Jago Rackham talks about food like it’s a language, a way to tell stories without needing a script. From the moment he describes his practice, you can see it—this isn’t just about taste or technique. As a Stoke Newington resident, I take his recommendation seriously: the Italian deli Gallo Nero II, with its ’80s façade, is worth a visit. For Rackham, food is never just about flavor: it’s about people, memory, and the stories that unfold around the table. In this conversation with hube, he talks hosting, recipes that double as personal essays, and the cities, dishes, and moments that continue to shape the way he cooks today.
hube: You went from studying politics and working in magazines to culinary arts. What sparked that shift?

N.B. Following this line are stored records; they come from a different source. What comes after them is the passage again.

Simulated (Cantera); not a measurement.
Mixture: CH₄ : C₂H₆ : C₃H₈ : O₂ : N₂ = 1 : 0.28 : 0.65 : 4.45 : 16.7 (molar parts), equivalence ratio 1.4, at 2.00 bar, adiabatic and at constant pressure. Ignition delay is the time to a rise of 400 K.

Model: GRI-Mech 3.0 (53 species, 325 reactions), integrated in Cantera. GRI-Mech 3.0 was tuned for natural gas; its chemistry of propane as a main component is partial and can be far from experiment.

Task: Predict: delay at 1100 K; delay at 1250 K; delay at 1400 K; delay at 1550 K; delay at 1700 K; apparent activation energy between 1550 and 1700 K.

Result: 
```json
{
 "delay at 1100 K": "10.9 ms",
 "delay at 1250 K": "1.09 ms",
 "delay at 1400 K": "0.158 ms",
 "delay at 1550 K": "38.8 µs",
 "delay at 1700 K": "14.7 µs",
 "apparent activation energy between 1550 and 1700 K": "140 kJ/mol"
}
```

Jago Rackham: There wasn’t really a clear conception or reasoning behind it. I like cooking, I like eating, and I like eating with my friends. I have always done that since I was a teenager. I grew up in a very rural place where there wasn’t anywhere to go, so we’d be at our parents’ houses. At mine, we’d drink and stay over because you couldn’t get home, and in the morning I’d cook big breakfasts for friends. Later, after university, I worked at magazines, but it was really hard to make enough money to live. Cooking became a better way of doing that, and then I got a kind of profile through food on Instagram. That is also how I started writing about food, because I already had that profile. For me, food is a way of writing about people, society, and class. Cooking itself, though, is different. It is just something I do with my hands, which is satisfying in its own right.
h: If any word could be a food, what would you want to taste?
JR: Fluidity. Or erosion. Both suggest change, a purity in movement. I would interpret them as ice cream, something that shifts texture as you eat it.
h: You often reference painters and writers in your work. Which creatives outside of the culinary world inspire you most?
JR: My partner, Lowena. Everything passes through her. The aesthetic side of what I do owes a lot to her. Beyond that, I see myself as a cook and a writer. Obvious references exist, like Flemish painting, but truthfully food is its own thing. It is elemental, it is necessary.
h: Translating your practice into recipes for—shall we say—more novice cooks, how has that changed the way you see food and your own process? How do you take something complex and make it truly digestible?
JR: People often say my recipes are confusing. I write them the way they used to be written before the 1970s, when it was expected that the reader already knew how to cook. In my book, I have had to write in a more didactic way, but usually the recipes are more like an archaeology of what I’ve done, expressive rather than precise. I rarely measure anything, even when making something like ice cream, and I’ll often write recipes from memory. So they don’t really change how I cook.
h: Your Greed Substack spans everything from food guides to recipes. If you could write any long-form story, what would you dive into?
JR: I’d write about Rome. I’ve been going for about a decade, especially in my early twenties, and recently went back. It’s fascinating because it’s a city that has this accretion of periods layered on top of each other. But it is also a culture that feels like it is backward now, no longer the center, not like New York or even London. Everything happened there, and now very little is happening.